Hi Alexander:
A few comments on this topic:
a) We have put a fair bit of time into streamlining GRAM4 job
submission. We'll keep working on it, and it will surely improve
somewhat further in the future, but it will always be somewhat
expensive because we are using SOAP, performing authentication/
authorization, etc. So the use case that we support is not "lots of
few second jobs."
b) That said, I note that the *throughput* that GRAM4 achieves is
better than the *latency*. See http://www.globus.org/alliance/publications/papers/TG07-GRAM-comparison-final.pdf
for a somewhat dated discussion of performance issues--note the
results in Table 2 and Table 3. These are old data--GRAM4 has improved
since then, but observe that back in 2007, we saw that when streaming
multiple jobs, per-job cost was a few seconds.

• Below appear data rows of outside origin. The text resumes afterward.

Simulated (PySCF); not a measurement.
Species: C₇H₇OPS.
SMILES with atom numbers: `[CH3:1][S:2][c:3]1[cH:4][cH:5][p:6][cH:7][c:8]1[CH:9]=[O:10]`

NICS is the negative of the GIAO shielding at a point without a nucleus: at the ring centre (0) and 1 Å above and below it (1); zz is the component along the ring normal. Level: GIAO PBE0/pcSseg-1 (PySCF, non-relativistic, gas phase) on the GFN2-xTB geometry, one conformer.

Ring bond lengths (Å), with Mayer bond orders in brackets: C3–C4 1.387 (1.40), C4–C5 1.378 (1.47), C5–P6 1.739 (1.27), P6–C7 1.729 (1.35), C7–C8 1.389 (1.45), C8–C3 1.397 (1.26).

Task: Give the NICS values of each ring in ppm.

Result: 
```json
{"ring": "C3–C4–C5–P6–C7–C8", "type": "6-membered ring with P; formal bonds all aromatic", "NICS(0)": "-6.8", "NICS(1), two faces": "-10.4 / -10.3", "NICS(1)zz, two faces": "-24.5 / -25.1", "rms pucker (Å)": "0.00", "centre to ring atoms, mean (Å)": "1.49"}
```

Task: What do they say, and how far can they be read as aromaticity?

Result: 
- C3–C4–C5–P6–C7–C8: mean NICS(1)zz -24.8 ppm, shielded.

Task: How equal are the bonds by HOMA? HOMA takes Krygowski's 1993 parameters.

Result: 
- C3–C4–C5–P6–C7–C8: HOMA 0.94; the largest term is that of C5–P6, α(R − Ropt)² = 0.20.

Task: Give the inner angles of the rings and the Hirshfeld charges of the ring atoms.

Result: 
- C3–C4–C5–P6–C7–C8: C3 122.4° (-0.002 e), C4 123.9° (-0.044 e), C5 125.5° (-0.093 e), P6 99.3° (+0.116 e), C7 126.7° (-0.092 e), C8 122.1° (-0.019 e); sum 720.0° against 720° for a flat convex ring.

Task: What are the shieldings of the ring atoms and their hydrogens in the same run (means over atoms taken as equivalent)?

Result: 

c) If the use case in question is "lots of few second jobs" then the
approach that we recommend is to use multi-level scheduling, e.g., via
Falkon, MyCluster, etc.
d) If the use case is "lots of many-second jobs" and the concern is
the rate at which your submitting client can send jobs to the many
CPUs of D-Grid, then we should consult with the GRAM team to see
whether there is some alternative way of implementing your submitting
client to increase throughput.
Regards -- Ian.
On Jul 22, 2008, at 4:24 AM, Alexander Beck-Ratzka wrote:
On Sonntag, 20. Juli 2008 18:19:57 Ioan Raicu wrote:
Hi,
You are forgetting that in real Grid deployments, the majority of the
wait time will be in queue wait times in batch schedulers. For
example,
in some logs I looked at from 2005 from SDSC, I recall seeing queue
wait
times of 6 hours on average over a 1 year period. So, having some
extra
latency on the order of 1~60 seconds is not a big deal when your
average
job lengths are hours, or more.
This might be write for your usecase. However, there are also other
usecases
around in the grid world. We are running [EMAIL PROTECTED] as a task
farming
application on the ressourece of D-Grid, and we consume per day
about 100000
CPU hours. So it is really a productive application. Because we are
submitting hundred of jobs, the latency cannot be neglected, and it
wold be
really helpful to reduce it to a time below 1 second. If you're
looking into
the net traffic caused by globusrun-ws -submit, you can see thereare
a lot of
communication cicles (I think it are 9) between the submitting and the
execution host. Is this really necessary? SOAP only requires one...
So please note: there is no "real Grid deployment" in that way, you've
mentioned it. I think this problem will get still more bothersome,
if a
scheduler as e.g. Gridway is coming into the game.
Cheers
Alexander